I’ve spent the past week in British Columbia enjoying the many pleasures our beautiful northern neighbor has to offer. Driving has not been the least of them. But I did have a few things to learn.
Car vs Pedestrian
Don’t stand in the vicinity of a crosswalk if you don’t plan to cross immediately. Canadians are polite to the point of aggressive civility and will stop for a pedestrian who is still at home contemplating an outing. I have crossed any number of streets I didn’t want to solely to appease a driver who clearly will not budge until I obey. It’s led to some interesting routes and a fitness gain.
Flashing Green Lights
Frequently, otherwise ordinary green traffic lights and green arrows will begin flashing for no obvious reason. I’ve read articles about this and it’s still a mystery. It apparently means different things depending on what province you’re in and (get this) the blink rate. I will bet you a loonie that Canadians don’t understand it either. I have just decided it means proceed with extra politeness.
For my entire life in the U.S., a diamond icon on a lane has meant HOV. A ”high-occupancy vehicle” could be a bus, a carpool, or even one woman with semen-stained panties, in some states. In Canada, however, the SAME ICON means whatever the Ministry of Transportation was in the mood for on street painting day. It could be carpools. It could be buses. It could be bicycles. It could be geese. Look for clues.

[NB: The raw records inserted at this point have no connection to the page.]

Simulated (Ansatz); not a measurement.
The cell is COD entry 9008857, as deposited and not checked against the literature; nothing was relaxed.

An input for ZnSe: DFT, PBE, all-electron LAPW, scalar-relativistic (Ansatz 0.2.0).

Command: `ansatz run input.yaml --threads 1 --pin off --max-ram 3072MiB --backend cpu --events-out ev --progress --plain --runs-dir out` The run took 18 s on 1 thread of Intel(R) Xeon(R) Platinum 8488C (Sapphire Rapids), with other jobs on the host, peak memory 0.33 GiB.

Canada is a big country and life is short. Pick up the pace or prepare to be passed. Passing appears to be a national sport in Canada. I have no problem with this. It’s far better than the American pastime of angry tailgating. But to give you an idea of just how much Canadians hate to be stuck behind slow drivers, here’s a true story:
Construction narrowed the road we were on to a single lane just wide enough not to graze the car door handles. It was lined on both sides by orange traffic cones placed about every six centimeters. And yet, TransCa felt the need to post a large “NO PASSING” sign.
Tomorrow we head home. It’s been a great week. Thanks, Canada. You have a lovely country and I hope you keep it that way forever. Quirks included.